While all but a relative handful of electrical customers have been restored service after Tropical Storm Iselle, about 1,600 Hawaiian Telcom customers remain without landline telephone and/or Internet service.
“Initially, about 14,000 Big Island customers, primarily in the Puna and Pahala areas, lost service as a result of the storm,” Hawaiian Telcom spokeswoman Ann Nishida Fry said in a Tuesday evening email. “By the following day, service was restored to about half of those.”
Nishida Fry said most still without service are in Puna and Pahala in Ka‘u.
“We expect to restore service to the majority of impacted customers by mid-September, with the exception of the Nanawale (Estates) area,” she said. “Nanawale was the most heavily impacted by the storm and right now, we’re assessing the best approach to restore service to customers.”
She didn’t give an estimated date for service restoration in Nanawale.
Nishida Fry said Hawaiian Telcom crews are currently working on restoring service in Hawaiian Beaches, Leilani Estates and Hawaiian Paradise Park.
“In addition to our Big Island team, we have flown in additional crew and vehicles from Oahu to assist with the restoration effort,” she said. “We have approximately 100 employees working on the Big Island restoral efforts, including those supporting from Oahu in our finance, billing, logistics (packing/shipping materials), engineering and other departments.”
Stephens Media Hawaii has received complaints from several Puna customers claiming a lack of communication and incomplete, misleading and contradictory information from Hawaiian Telcom. A woman who lives in Hawaiian Paradise Park between Kaloli and Paradise drives said she was originally told her telephone and Internet service would be restored by Saturday and has now been told the timetable for restoration of service has been pushed back to Sept. 4.
“I called Hawaiian Tel and I said, ‘We are not going to have to pay our entire bill for three weeks, are we?’” said the woman, who requested anonymity. “And she (the customer service representative) said to me, ‘When you are reconnected, if you do not call and ask for a reduction in the price, you won’t get it.’”

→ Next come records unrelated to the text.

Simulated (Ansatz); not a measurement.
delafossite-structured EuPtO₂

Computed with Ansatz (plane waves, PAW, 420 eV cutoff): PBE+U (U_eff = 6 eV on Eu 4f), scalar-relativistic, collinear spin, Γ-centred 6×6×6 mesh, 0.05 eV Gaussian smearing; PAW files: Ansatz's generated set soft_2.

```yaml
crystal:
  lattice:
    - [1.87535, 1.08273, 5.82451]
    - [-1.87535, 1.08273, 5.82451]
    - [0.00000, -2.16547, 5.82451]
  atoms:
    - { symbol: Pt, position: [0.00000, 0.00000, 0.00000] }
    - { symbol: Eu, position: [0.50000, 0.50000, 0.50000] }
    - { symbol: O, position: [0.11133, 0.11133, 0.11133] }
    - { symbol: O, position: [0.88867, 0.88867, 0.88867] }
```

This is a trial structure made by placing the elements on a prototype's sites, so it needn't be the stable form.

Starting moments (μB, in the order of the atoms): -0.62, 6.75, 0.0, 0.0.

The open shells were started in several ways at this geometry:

The woman said she was told it would take two billing cycles for her to get a reduction on her bill.
“I don’t think that’s right,” said the woman, who added she has been without service since Aug. 8. “Why should we have to ask for it? That’s a big concern for people out here; there are a lot of people with no phone service. “We don’t have our phones; we don’t have our Internet. We have to go to McDonald’s (for Wi-Fi). And when I call Hawaiian Tel, I don’t find them to be helpful.”
Nishida Fry said the information the woman received would normally be correct, but not under the current circumstance.
“Our normal process to receive a Time Out of Service credit is for a customer to call in and (request one),” she said. “However, in this case for disruptions caused by Tropical Storm Iselle, Hawaiian Telcom is proactively issuing credits to affected customers so they do not need to call us.
“If a customer is inadvertently missed or does not receive the appropriate credit amount after two billing cycles, they should call our Billing Office at 643-3343 or submit a support request via our website.”
The HPP resident said she had service in the immediate aftermath of Iselle, but Hawaiian Telcom “literally cut it off.”
Nishida Fry conceded circumstances necessitated intentional cutting of lines in some cases.
“In a few areas, some of our large cables had to be cut in order to clear the roadways quickly and allow access in and out of Puna,” she explained.
The HPP resident said the frustration level among Hawaiian Telcom customers still without service is mounting.
“We don’t think we’re getting the help like we got from HELCO,” she said. “HELCO was on the spot immediately. It took 12 days for us to get our power, but the phone service, we don’t quite understand what’s going on, why it’s taking so long.”
Nishida Fry said Hawaiian Telcom is smaller than Hawaiian Electric Companies, HELCO’s corporate parent, and isn’t capable of putting as many personnel in the field.
“I don’t think we’re close to the numbers of people the power company was able to send,” she said.
Nishida Fry called restoration “a multi-step process” and said the phone company’s crews “have worked closely with the power company and the County since the storm subsided.”
“HELCO was trying to push the message out, and we’re trying to echo it, that for safety reasons, they do have to go first,” she said. “… Most times, when we’re dealing with poles, you’re going to need several different crews — one to clear away (downed poles and lines), another to plant the pole, and another to put up the cabling. And we would come after that.
“… Our process includes removing destroyed cable, reattaching new cable and splicing each of the lines individually to begin restoring service. Splicing the individual cable pairs must be done in the proper sequence, so it is a painstaking process.”
Nishida Fry said the phone company is providing free Wi-Fi at HPP Activity Center and Pahoa Community Center between 8 a.m. to 4 p.m. daily. Consumers need to bring their own wireless devices such as laptop computers, tablets and smartphones. Wi-Fi centers at Hawaiian Shores Community Center and Nanawale Community Center have been closed at the request of the facilities’ operators.
“Hawaiian Telcom values our customers and we want them to know we are working hard to restore their services that were impacted by the storm,” Nishida Fry said.